DENVER -- Richard Kirk, the man accused of shooting his wife at their home while she was on the phone with a 911 operator, was appointed a public defender and will remain jailed with no bond after appearing in court Wednesday morning.
A few family members and friends were in the courtroom when Kirk, who is facing first-degree murder charges, was brought in wearing a gray jumpsuit and in handcuffs. They did not speak with reporters after the brief hearing.
Kristine Kirk, 44, was on the phone for 13 minutes before she was killed at her home near the University of Denver on Monday night. While police are looking into how they handled the 911 call and their own response time, there is a growing memorial outside the family home.
Police were sent to the home at 2112 S. St. Paul St. at 9:32 p.m. Monday. The mother of three was pronounced dead at 10 p.m.

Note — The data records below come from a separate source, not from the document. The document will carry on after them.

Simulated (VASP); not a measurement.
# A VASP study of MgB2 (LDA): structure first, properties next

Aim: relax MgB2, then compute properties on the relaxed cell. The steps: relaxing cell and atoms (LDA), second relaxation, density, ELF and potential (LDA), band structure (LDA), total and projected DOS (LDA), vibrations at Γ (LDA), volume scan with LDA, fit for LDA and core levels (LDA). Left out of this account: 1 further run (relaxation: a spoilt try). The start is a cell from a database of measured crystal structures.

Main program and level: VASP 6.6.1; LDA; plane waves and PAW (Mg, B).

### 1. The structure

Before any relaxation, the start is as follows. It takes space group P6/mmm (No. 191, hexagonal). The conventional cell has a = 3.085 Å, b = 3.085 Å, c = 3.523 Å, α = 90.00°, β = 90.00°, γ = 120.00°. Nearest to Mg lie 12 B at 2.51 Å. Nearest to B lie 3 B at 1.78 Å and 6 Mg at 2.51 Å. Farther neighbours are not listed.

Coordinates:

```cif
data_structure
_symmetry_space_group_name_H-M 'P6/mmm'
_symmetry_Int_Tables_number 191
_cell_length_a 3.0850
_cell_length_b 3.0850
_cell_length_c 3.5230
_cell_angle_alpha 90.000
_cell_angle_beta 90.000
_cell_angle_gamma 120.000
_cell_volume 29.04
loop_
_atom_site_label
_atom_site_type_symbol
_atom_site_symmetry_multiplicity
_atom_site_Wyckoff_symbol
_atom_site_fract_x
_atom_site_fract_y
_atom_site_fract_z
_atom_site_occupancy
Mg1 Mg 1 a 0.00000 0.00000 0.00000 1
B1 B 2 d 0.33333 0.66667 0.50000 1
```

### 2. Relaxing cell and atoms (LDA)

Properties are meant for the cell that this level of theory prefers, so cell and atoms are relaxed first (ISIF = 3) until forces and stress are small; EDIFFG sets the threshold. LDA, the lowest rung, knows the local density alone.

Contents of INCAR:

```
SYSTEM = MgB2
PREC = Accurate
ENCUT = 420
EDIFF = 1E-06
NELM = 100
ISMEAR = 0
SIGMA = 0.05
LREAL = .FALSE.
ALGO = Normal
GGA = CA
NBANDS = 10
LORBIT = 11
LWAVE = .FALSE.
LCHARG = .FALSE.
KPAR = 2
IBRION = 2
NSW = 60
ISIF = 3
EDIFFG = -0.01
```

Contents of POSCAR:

Sources say Richard Kirk was hallucinating after possibly ingesting edible marijuana. During the 911 call, Kristine Kirk told the dispatcher that her husband was “talking about the end of the world and he wanted her to shoot him.”
When she refused, police say her husband shot her. According to sources, one of the couples’ three children witnessed it.
According to a probable cause statement, Kirk admitted to police that he shot his wife.
The 911 call lasted 13 minutes, police said. DPD plans to investigate the emergency call and police response to the homicide.
“Anytime a person dies while communicating with Denver’s emergency services, we examine the circumstances to ensure that the incident was handled properly and we look for areas to improve upon,” police spokesman Sonny Jackson said.
Jackson said investigators were “looking at there possibly being a marijuana aspect to this particular investigation.”
"My heart goes out to those three boys and Kris’ family. Mom, dad, sister and brothers. This is a terrible thing,” said Lance Kirk, the victim’s brother-in-law and Richard Kirk’s brother.
Neighbors, family and friends say they knew Kristine and Richard as a loving couple and devoted parents.
"Whatever those boys are going through right now, my thoughts and my prayers are with them and I hope that they find peace,” neighbor Kristin Fynewever said.
“I know that wasn't Richard,” Lance Kirk said. “Let’s just say that. I hope there are some answers that come out about this.”
Records show Richard Kirk, 47, does not have a violent history.
This is the first murder in the University Park neighborhood since at least 2009, as far back as online Denver Police data goes.
Since the beginning of the year, there have only been three “violent crimes” in the University Park neighborhood — one sexual assault, one robbery and one aggravated assault.